I am afraid to go inside him, to visit his unspeakable dark, to make raids on the land below his silence for fear that I might find something rotten. So I cling to the surface, and complain about the Government or generally share the collective unease that vibrates off radios, televisions and computer screens.

Seven years ago I went in search of the modern world and I left all my trees behind me in Leitrim. That was a mistake, because the trees were a kind of sanctuary for my soul. Not that I could have taken them with me on the back of a truck since I was heading off to live in an urban apartment.

But when I finally returned home I couldn’t bear to go into the garden. I felt guilty because I had planted those trees as young saplings and then abandoned them. They grew tall without me and I was alienated from them.

I was once curate to a priest in Florida who took his trees around in a truck. The previous pastor in the parish had been interested in nothing but church organs, so the parochial house, a modern bungalow on its own land, looked like a fortress in a parched desert. The ground was as bare as a chicken run, without grass or hedge. But the new priest, a monsignor from Chicago, brought fresh turf and stitched a green carpet of grass around the bungalow and then a truck arrived with 20ft-high oak trees and after a few days the place resembled a little wood.

I suppose that was when clerics could still drink bourbon from cut glasses full of ice on the verandas of Hernando County and think themselves happy.

A woman in Tesco’s car park asked me last week was I happy. She was putting groceries into the back of her navy blue Almera. “Are you happy now?” she shouted as I passed, though I didn’t even know her.

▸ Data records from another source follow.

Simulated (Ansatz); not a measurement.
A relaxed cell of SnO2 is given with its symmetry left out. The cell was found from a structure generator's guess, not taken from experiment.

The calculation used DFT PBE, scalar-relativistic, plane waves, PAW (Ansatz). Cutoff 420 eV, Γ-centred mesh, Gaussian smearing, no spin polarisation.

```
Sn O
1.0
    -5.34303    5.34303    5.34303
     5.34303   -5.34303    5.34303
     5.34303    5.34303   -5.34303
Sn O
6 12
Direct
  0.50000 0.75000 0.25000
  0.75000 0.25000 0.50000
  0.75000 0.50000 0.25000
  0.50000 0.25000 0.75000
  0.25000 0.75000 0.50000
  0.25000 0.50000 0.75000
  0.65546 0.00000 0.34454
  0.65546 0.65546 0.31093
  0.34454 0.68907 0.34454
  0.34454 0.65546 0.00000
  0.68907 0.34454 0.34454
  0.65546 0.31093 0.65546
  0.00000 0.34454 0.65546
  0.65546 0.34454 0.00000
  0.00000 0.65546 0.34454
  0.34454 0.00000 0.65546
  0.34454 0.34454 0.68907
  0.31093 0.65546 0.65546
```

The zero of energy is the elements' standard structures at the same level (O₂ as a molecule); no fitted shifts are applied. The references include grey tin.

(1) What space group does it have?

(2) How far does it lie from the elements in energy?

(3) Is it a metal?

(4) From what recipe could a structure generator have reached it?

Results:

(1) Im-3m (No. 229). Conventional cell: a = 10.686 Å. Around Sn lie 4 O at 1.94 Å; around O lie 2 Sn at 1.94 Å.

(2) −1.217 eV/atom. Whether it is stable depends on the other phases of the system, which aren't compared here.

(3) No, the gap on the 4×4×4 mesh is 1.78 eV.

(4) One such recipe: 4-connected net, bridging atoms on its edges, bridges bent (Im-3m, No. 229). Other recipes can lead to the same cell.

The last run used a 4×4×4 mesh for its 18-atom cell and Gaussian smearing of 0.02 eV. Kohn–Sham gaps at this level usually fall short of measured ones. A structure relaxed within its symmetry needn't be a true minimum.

“Oh don’t mind me,” she added. “I saw you on television a few weeks ago. You said you crashed, and that you’re well again, but I don’t believe it for a minute. As far as I’m concerned when you crash, you crash forever. It’s like marriage.”

“Are you married?” I wondered.

“Do I look single?” she asked. She looked overweight so I said nothing.

“It’s the husband ruined me,” she said. “When we were young it was drink. Then it was coke. It’s always something.”

“Goodness!” I cried, astonished, “is your husband addicted to cocaine?”

I imagined a long-haired drop-out snorting up the devil’s dandruff from a tabletop in some Leitrim kitchen.

“No,” she said, “it wasn’t the drugs. It was the stuff in bottles. He couldn’t stop drinking it – that and crisps. Until he was so fat that he got blood pressure and now he’s useless, if you know what I mean.”

She slammed the boot shut and got into the car and drove away without looking at me again.

When I got home I went to the garden and planted a wild rose as an act of contrition. I stood beneath my big oaks and alders, still feeling ashamed that I had abandoned them for so long.

The wind was whispering in the bird boxes, and I was still wondering why a woman would say so much to a stranger in a car park.